Supersymmetry aka SUSY, in a narrow sense, is an extension of the Standard Model, that, like the Standard Model does not include gravity or gravitons or even gravitinos. The extension of SUSY that includes gravitons and gravitinos is call Supergravity aka SUGRA.
SUSY was formulated because if certain symmetries are present between fermions and bosons in variants of the Standard Model this has a variety of theoretically attractive features.
"Virtual SUSY" approaches.
But, there are hints that the Standard Model may actually have the balance between fermions and bosons that SUSY creates crudely and directly, already in a more subtle way.
For example, there are twelve spin 1/2 fermions (six quarks, three charged leptons and three neutrinos) and twelve spin-1 bosons (the photon, W+, W-, Z and eight gluons) in the Standard Model, both of which seem to be related in a fairly balanced way to the spin-0 Higgs boson mass (which might not need to participate in the fermion-boson symmetry). Similarly, I've discussed in a previous post a formula in which the Standard Model fermion masses and Standard Model boson masses seem to contribute almost equally to the Higgs boson mass. And, the "hierarchy problem" which looks at the incredible balancing of huge opposing contributions to the Higgs boson mass that balance out at a tiny electroweak scale value, might seem less unnatural if there are hidden relationships between those masses that relationships like extended versions of Koide's formula suggest.

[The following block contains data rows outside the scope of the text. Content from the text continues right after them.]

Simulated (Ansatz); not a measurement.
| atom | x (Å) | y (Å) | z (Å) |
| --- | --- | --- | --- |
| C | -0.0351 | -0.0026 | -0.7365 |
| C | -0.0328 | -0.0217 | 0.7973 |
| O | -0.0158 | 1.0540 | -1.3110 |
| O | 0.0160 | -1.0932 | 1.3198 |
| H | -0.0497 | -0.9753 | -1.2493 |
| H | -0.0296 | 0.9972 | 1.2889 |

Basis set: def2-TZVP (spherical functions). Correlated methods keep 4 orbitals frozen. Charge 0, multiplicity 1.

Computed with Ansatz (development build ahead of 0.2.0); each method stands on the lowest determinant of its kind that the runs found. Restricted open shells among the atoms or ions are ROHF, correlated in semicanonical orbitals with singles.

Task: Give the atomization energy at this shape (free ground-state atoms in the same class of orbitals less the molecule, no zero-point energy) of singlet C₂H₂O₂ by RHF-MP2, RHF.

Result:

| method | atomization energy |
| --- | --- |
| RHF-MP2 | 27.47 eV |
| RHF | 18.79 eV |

A more sophisticated variation on this approach looks at Standard Model composite particles called diquarks and mesons as particles that serve the theoretical purposes that superpartners do in a supersymmetry theory.
These approaches are increasingly attractive because a number of the motivations for canonical supersymmetry in which each Standard Model fermion and lepton has a superpartner counterpart are being undermined. No superpartners or extra Higgs bosons have been found, the Higgs boson mass and a variety of other new discoveries narrow the SUSY parameter space to "unnatural" choices of parameters, unitarity doesn't break down in the Standard Model up to the GUT scale with the current Higgs boson mass, core SUSY dark matter candidates are increasingly disfavored (e.g. by the LUX experiment), neutrinoless double beta decay constraints and proton decay constraints are tightening, and so on. None of these absolutely rules out some kind of SUSY which has enough moving parts to keep it consistent with experiment for the foreseeable future, but it does take the gleam off it as an attractive theory and favors a closer look at within the Standard Model relationships that can serve the purposes that it was designed to address.
All of this said, even if SUSY isn't necessary because relationships within the Standard Model serve the same purposes, none of this directly addresses the SUSY add on component of Supergravity which adds a graviton and gravitino to the SUSY particle zoo.
The massless spin-2 graviton is by far the hypothetical particle about which there is the most consensus in particle physics. If there is a quantum gravity of some kind that involves a force carrying boson for gravity of the kind that there is for the other three fundamental forces of the Standard Model, there ought to be a graviton with these properties.
But, it isn't inconceivable that while the other sparticles are unnecessary in physics, that the gravitino, which provides fermion-boson alance in the gravitional sector akin to that in the sector of the other three fundamental forces, could be necessary. A spin-3/2 particle of the right mass could be a stable or very slowly decaying dark matter candidate, even if the other SUSY particles either don't exist, or only exist at very high energies and are all unstable due to a lack of R-parity conservation. Particularly in the absence of other sparticles, theoretical limitations on gravitino mass are not great, so a sweet spot like 2 keV-3 keV is not ruled out. The fact that the SUGRA gravitino comes in just one generation unlike other fermions, and that a gravitino might not be discernable in W and Z boson decays due to conservation of spin, makes it quite attractive as a dark matter candidate even without the remaining SUSY baggage that hatched its existence.
It would also be somewhat reassuring if there were some spin-3/2 fundamental particle in nature, as there are fundamental particles of spins 0, 1/2, 1 and (assuming the graviton exists) 2, but not otherwise of spin-3/2 (there are spin-3/2 baryons, however, which could stand in for a gravitino in a "virtual SUSY" scenario of the kinds discussed above, but wouldn't provide a dark matter candidate, as none of them are even remotely stable) .
Current LHC boundaries on gravitino mass are not a great fit for dark matter. But, all of those boundaries are model dependent and derive from limitations on other sparticle masses that are excluded by the LHC which are related to gravitino mass in minimial SUGRA models that extend minimal SUSY models.